The Torah introduces the laws of the sacrificial services of Yom Kippur by noting that G-d relayed them to Moses after the deaths (acharei mot) of Aharon’s two sons (Lev. 16:1). The Torah then continues to discuss various other topics, running the gamut from sacrifices outside of the Temple, the prohibition of eating blood, forbidden relationships, and various interpersonal and agricultural laws (Lev. 16-20). All in all, the theme of death underlies all of these passages and, in fact, permutations of the Hebrew words mavet/mitah (death) appear twenty-four times in the parshiot of Acharei Mot and Kedoshim that we recently read — more than any other two joined parshiot in the Torah. The Talmud does not generally use the word meit (died) to refer to someone’s passing on, but rather uses the expression nach nafshei (literally, “his soul has rested”). Regardless, the Hebrew word commonly used when colloquially referring to someone who died, or “passed away”, is niftar and the noun for death is known as petirah. In what way is the Hebrew word niftar different from the seemingly synonymous word meit?
The term niftar in reference to somebody dying is first found in the Mishnah which uses the expression “niftar from the world” (Peah 8:9). The root of the word niftar is peh-tet-reish (exit) which can refer to a firstborn animal exiting its mother’s womb (peter rechem) or somebody who takes leave of his friend (niftar). In the context of death, a person is niftar when he exits This World in anticipation of entering the Next World. However, the most common use of the word patur is in the legal sense of a person who is exempt from a given punishment or obligation. This, of course, begs the question as to why the death of a person is connected to the concept of a legal exemption.
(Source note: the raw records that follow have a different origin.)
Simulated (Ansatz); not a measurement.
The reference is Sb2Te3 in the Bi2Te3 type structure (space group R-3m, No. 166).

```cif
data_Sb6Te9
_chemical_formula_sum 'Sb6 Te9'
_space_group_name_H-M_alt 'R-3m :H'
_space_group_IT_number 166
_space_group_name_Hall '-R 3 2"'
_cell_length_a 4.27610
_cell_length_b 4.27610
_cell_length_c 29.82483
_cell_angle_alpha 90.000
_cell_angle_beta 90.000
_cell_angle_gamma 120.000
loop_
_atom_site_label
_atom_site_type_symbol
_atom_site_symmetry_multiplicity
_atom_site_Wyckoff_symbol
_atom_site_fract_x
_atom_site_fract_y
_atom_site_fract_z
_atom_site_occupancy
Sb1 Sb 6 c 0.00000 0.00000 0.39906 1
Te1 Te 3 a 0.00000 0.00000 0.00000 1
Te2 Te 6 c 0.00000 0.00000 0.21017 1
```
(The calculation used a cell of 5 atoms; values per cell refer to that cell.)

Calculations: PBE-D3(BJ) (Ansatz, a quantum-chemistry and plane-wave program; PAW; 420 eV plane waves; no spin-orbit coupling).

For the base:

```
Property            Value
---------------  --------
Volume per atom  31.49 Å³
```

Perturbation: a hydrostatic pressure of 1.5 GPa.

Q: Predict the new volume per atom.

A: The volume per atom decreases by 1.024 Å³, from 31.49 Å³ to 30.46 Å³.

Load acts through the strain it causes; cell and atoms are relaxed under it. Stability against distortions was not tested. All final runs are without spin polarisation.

In contemporary times, the controversy over the changing definition of death rages on. However, in Judaism, the definition is pegged to the exit of the soul from one’s body. Based on this, we can understand the correlation between death and the idea of being exempt. All the while a person’s body houses his soul, his inner soul obligates his outer body to live for a higher purpose and existence. It represents his accountability to law and order, as well as G-d’s oversight of the world. When a person’s soul leaves his body, then the body is no longer bound to those higher callings — it is exempt from all obligations. For this reason a person who dies is said to have been niftar — a word related to patur (exempt).
In truth, only a person who lives for a higher purpose is considered living. A person who lives for no other reason than to enjoy life itself is considered dead even as he breathes and walks and bungee-jumps off the Empire State Building. To this effect, the Talmud (Berachot 18a-18b) unequivocally states that the righteous (tzaddikim) — even when dead — are considered alive (chaim), while the wicked (reshaim) — even when alive — are considered dead (metim). A person who lives a life that looks to a higher purpose is niftar when he dies because his physical life was not his end-all objective, but was simply a means to reaching a higher goal. Such a person is akin to somebody who exits one room to enter another. The term mitah, on the other hand, can be applied to any living being (even an animal) that experiences the separation of body and soul. Mitah is the conclusion of life; it does not connote anything to come afterwards. Even the wicked experience what is called mitah, while the term petirah is reserved for the righteous.
The late Rabbi Moshe Shapiro (1935-2017) observes that plants, which are firmly rooted in the ground, are also connected to their lifeline in the soil, just as man is attached to his soul. That very connection shows that the plant does not simply grow of its own accord, but connects to something loftier. On the other hand, mushrooms, like other fungi, rise from the ground without roots. They are disconnected from any sense of responsibility or accountability. They are free-floating, self-serving entities. For this reason, mushrooms are called pitriyot in Hebrew — they are patur from any obligations. While they too might technically be considered alive, such a life is more akin to death than to life. Thus, what scientists call the largest living organism on Earth — a certain honey fungus in the Blue Mountains of Oregon — is actually dead!
Rabbi Avraham Chaim Schor (d. 1632) takes a slightly different approach to explaining the difference between seemingly synonymous words niftar and meit. Almost by definition, righteous people do not focus on the carnal pleasures of This World, while the wicked generally tend to indulge in such pursuits. As a result, the worldly existence of a pious man can be characterized as relatively full of suffering. When the righteous man dies and moves to the Next World, he has effectively become “exempt” from the life of suffering in This World and can now move forward. This is why the term niftar applies specifically to the death of a tzaddik, while mitah refers to death in general.